Now, it turns out that in statistical physics, we will assign things through a totally different procedure which is subjective. If you like, it's more theoretical, which is based on uncertainty among all outcomes. Because if I were to subjectively assign to throwing the dice and coming up with value of 1, I would say, well, there's six possible faces for the dice. I don't know anything about this dice being loaded, so I will say they are all equally alike.

Now, that may or may not be a correct assumption. You could test it. You could maybe throw it many times. You will find that either the dice is loaded or not loaded and this is correct or not. But you begin by making this assumption. And this is actually, we will see later on, exactly the type of assumption that you would be making in statistical physics.

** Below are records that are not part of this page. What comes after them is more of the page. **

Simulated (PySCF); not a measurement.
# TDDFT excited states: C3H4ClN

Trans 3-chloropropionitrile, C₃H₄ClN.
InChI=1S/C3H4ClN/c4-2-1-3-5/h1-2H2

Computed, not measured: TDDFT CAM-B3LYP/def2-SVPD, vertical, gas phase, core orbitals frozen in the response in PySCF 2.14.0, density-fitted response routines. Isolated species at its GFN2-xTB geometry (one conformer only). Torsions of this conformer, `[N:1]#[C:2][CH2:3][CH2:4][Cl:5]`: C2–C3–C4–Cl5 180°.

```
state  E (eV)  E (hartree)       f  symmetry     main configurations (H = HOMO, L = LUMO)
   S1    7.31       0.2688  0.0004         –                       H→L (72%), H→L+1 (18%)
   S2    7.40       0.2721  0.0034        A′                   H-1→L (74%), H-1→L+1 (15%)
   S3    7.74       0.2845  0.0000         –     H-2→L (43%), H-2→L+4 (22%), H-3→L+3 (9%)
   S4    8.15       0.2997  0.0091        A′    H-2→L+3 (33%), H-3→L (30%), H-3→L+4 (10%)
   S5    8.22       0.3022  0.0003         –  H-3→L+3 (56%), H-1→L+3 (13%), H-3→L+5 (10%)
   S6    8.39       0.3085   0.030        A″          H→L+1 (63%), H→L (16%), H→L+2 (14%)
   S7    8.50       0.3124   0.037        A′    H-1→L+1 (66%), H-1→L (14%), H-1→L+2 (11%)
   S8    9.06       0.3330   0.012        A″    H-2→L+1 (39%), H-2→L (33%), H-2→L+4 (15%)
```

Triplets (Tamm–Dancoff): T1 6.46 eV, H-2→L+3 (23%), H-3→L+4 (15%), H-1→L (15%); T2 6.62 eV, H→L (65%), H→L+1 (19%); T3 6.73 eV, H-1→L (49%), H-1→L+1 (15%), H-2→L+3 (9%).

Any question about these definitions? So let's again proceed slowly to get some definitions established by looking at one random variable. So this is the next section on one random variable. And I will assume that I'll look at the case of the continuous random variable. So x can be any real number minus infinity to infinity.

Now, a number of definitions. I will use the term Cumulative-- make sure I'll use the-- Cumulative Probability Function, CPF, that for this one random variable, I will indicate by capital P of x. And the meaning of this is that capital P of x is the probability of outcome less than x.

So generically, we say that x can take all values along the real line. And there is this function that I want to plot that I will call big P of x Now big P of x is a probability, therefore, it has to be positive according to the first item that we have over there. And it will be less than 1 because the net probability for everything toward here is equal to 1.

So asymptotically, where I go all the way to infinity, the probability that I will get some number along the line-- I have to get something, so it should automatically go to 1 here. And every element of probability is positive, so it's a function that should gradually go down. And presumably, it will behave something like this generically.

Once we have the Cumulative Probability Function, we can immediately construct the Probability Density Function, PDF, which is the derivative of the above. P of x is the derivative of big P of x with respect to the x. And so if I just take here the curve that I have above and take its derivative, the derivative will look something like this. Essentially, clearly by the definition of the derivative, this quantity is therefore ability of outcome in the interval x to x plus dx divided by the size of the interval dx.

couple of things to remind you of, one of them is that the Cumulative Probability is a probability. It's a dimensionless number between 0 and 1. Probability Density is obtained by taking a derivative, so it has dimensions that are inverse of whatever this x is. So if I change my variable from meters to centimeters, let's say, the value of this function would change by a factor of 100. And secondly, while the Probability Density is positive, its value is not bounded. It can be anywhere that you like.

One other, again, minor definition is expectation value. So I can pick some function of x. This could be x itself. It could be x squared. It could be sine x, x cubed minus x squared. The expectation value of this is defined by integrating the Probability Density against the value of the function.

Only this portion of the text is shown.